There has been furious reaction to the profile from industry bigwigs. Aaron Sorkin, who directed Strong as Jerry Rubin in last year’s The Trial of the Chicago Seven, claims Schulman selectively quoted him in the piece, misrepresenting his view of the actor to present “a distorted picture of Jeremy that asks us to roll our eyes at his acting process”.

Self-doubt vs braggadocio

“Don’t believe everything you read folks,” tweeted Jessica Chastain. “Snark sells but maybe it’s time we move beyond it.”

Snark is definitely to be found in the New Yorker article. Not unlike Kendall Roy, Strong comes across as insecure, needy, humourless and oscillating between self-doubt and braggadocio. But the piece also gives a sense of how he came to acting from an untypical lower-middle-class background, struggled through setback after setback throughout his 20s and most of his 30s, and has only established himself as an in-demand character actor in the last few years, largely due to Succession. In other words, it is a fairly rounded portrait of an interesting performer who is finally achieving the goals he has struggled for all his life.

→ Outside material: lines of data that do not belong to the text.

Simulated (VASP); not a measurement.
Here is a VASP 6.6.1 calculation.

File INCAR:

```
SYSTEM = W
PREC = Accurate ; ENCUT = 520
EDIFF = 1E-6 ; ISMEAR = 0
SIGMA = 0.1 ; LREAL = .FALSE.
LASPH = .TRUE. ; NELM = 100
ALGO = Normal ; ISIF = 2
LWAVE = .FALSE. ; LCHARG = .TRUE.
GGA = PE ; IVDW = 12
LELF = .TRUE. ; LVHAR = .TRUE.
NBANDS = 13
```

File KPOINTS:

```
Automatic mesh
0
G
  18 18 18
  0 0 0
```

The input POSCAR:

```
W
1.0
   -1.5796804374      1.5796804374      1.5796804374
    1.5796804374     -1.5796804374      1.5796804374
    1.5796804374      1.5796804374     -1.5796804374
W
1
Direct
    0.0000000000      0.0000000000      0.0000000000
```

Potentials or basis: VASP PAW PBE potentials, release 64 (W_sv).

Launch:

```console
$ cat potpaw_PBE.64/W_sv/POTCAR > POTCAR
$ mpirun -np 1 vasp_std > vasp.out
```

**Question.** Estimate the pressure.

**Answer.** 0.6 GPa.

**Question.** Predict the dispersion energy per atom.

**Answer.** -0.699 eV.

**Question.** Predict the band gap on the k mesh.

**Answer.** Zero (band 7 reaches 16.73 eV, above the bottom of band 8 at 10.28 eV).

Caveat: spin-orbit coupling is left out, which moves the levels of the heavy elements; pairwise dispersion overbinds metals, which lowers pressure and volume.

It is, I suppose, possible that every actor currently working at the top of the profession is a rounded human being with no notable personality defects. If that is the case, it must make it very difficult to cast dramas such as Succession, in which each character is more duplicitous, venal and loathsome than the next. From where do these performers find their motivation? The achievement of Schulman’s sardonic piece about what is a very sardonic show is that it gives some genuine insight  into the mysterious, embarrassing, squirmingly difficult space where Jeremy Strong ends and Kendall Roy begins.

Correction: An earlier version of this article incorrectly stated that Jeremy Strong played Abbie Hoffman in The Trial of the Chicago 7.